If the prerequisites are installed:

1.2.2. The source code

Download the archive with the source code of the (latest release of Open Interfaces)[https://github.com/MaRDI4NFDI/open-interfaces/releases/latest] and unpack the content to a directory of your choice. Then open a terminal and go to that directory.

Alternatively, download and unpack the source code directly from the terminal, for example, for the latest release:

curl -LO https://github.com/MaRDI4NFDI/open-interfaces/archive/refs/tags/v0.6.2.tar.gz
tar -xzvf v0.6.2.tar.gz
cd open-interfaces-0.6.2

If you prefer to use the latest development version, you can obtain it by cloning the repository via git:

git clone git@github.com:MaRDI4NFDI/open-interfaces.git      # via SSH
# or
git clone https://github.com/MaRDI4NFDI/open-interfaces.git  # via HTTPS

and then change to the repository directory:

cd open-interfaces

1.2.3. Dependencies

Open Interfaces depend on several external libraries and tools, such as CMake, a C compiler, Python interpreter, Julia, SUNDIALS, SciPy, etc.

All dependencies can be installed through a package manager, such as apt, brew, or conda.

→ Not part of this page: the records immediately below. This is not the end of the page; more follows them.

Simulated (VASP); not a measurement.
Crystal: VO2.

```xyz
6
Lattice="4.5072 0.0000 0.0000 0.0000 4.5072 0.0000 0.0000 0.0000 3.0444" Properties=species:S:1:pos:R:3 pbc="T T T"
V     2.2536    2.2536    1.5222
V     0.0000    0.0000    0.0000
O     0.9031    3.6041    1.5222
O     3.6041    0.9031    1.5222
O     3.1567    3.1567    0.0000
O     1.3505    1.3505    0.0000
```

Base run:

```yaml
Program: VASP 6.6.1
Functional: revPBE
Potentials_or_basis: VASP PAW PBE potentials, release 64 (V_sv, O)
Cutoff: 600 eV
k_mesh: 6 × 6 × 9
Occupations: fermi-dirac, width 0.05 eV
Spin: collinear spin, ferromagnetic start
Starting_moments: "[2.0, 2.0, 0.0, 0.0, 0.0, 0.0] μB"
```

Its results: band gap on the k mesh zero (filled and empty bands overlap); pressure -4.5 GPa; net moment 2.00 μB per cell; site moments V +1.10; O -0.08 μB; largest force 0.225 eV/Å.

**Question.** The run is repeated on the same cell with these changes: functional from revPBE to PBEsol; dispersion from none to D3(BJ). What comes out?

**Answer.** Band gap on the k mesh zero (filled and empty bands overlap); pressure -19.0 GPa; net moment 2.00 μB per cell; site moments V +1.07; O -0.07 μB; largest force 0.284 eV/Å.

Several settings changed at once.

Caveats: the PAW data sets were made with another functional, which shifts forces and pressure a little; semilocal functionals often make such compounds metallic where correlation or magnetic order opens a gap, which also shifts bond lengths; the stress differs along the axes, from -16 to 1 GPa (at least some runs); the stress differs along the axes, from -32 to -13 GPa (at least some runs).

1.2.3.1. Mandatory dependencies

The following dependencies are mandatory for building and running Open Interfaces:

  • A C compiler supporting the C17 standard, such as gcc 9+ or clang 7+

  • A C++ compiler supporting the C++17 standard, such as g++ 9+ or clang++ 7+

  • The CMake meta-build system v3.18+

  • libffi v8+

  • The Make build system v4.3+

  • pkg-config v0.29+

With these dependencies installed, very minimal build can be done enabling C bindings and one (test-level) implementation in C. It is recommended to follow with the next section before building the source code.

1.2.4. Installation on Ubuntu

Mandatory and optional dependencies can be installed on Ubuntu using the apt package manager as described in this section or alternatively via conda as described here.

1.2.4.1. Installation on Ubuntu via apt

  • Mandatory dependencies:

    sudo apt install build-essential cmake libffi-dev pkg-config
    
  • Python development headers, scientific packages and test framework:

    sudo apt install python3-dev python3-numpy python3-scipy python3-matplotlib python3-pytest
    
  • For instructions on how to install Julia and Julia packages, please go here.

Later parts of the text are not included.